This novel focuses on and climaxes with the Battle of Torch, a space battle with laser-tipped missiles and giant warships that can accelerate at rates that make this old physics junkie shudder (hmmm: 200G of acceleration, with "inertial dampers" so the crew can survive, for a 2-million-ton craft… let's just say that you have to annihilate the mass of a small star to supply the energy needed for an hour's run)
I am less interested in the military aspects, though, compared to the social settings: one near-totalitarian state called Mesa that uses eugenic tinkering to produce its alpha, beta, and gamma "star lines"; the vastly powerful, but largely unaware Solarian empire; a slave-production "corporation" known as Manpower, Inc., which practices a kind of reverse eugenics and is allied with Mesa; and several smaller "star nations" with various allegiances—and two of them are at war; in addition to Torch. Once the pace quickens, about halfway through the book, the reader has seen the point of view of at least a couple of people from each of these constituencies.

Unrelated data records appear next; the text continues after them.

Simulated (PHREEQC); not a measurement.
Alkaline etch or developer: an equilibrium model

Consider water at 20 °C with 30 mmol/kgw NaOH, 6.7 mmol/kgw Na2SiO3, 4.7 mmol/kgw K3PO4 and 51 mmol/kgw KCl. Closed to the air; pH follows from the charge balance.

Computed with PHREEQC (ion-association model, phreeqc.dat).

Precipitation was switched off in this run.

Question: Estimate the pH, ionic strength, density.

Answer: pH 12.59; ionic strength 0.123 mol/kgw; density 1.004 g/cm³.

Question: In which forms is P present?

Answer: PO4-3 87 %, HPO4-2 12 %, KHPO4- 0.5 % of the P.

The human stories focus on Queen Berry of Torch and several of her staff and allies, on "Ganny El" and her gypsy band that occupy the roller-coaster emporium, on two agents, Anton and Victor, who carry out intelligence-gathering on Mesa, and on a family with a brilliant but doomed foster daughter, a victim of eugenics that has overreached its limits. Interestingly, I can't recall a specific portrayal of any of the Manpower folk; that's probably on purpose.
Space opera fulfills its role best when events are too large for one planet to contain. This is such a case. Torch is not just a super-Liberia and Mesa is not just a super-Reich. The events of a book like this might have fit on Earth in the 1600's but cannot now, with every battlefield within a day's airplane ride from anywhere. In a faster-than-light setting, it takes plenty of space for travel to take days rather than hours, and for a Napoleonic sense of timing to bring together the forces for a dramatic climax. The Battle of Torch retains the freedom of the emerging star nation, setting the stage for as many novels as David Weber can write.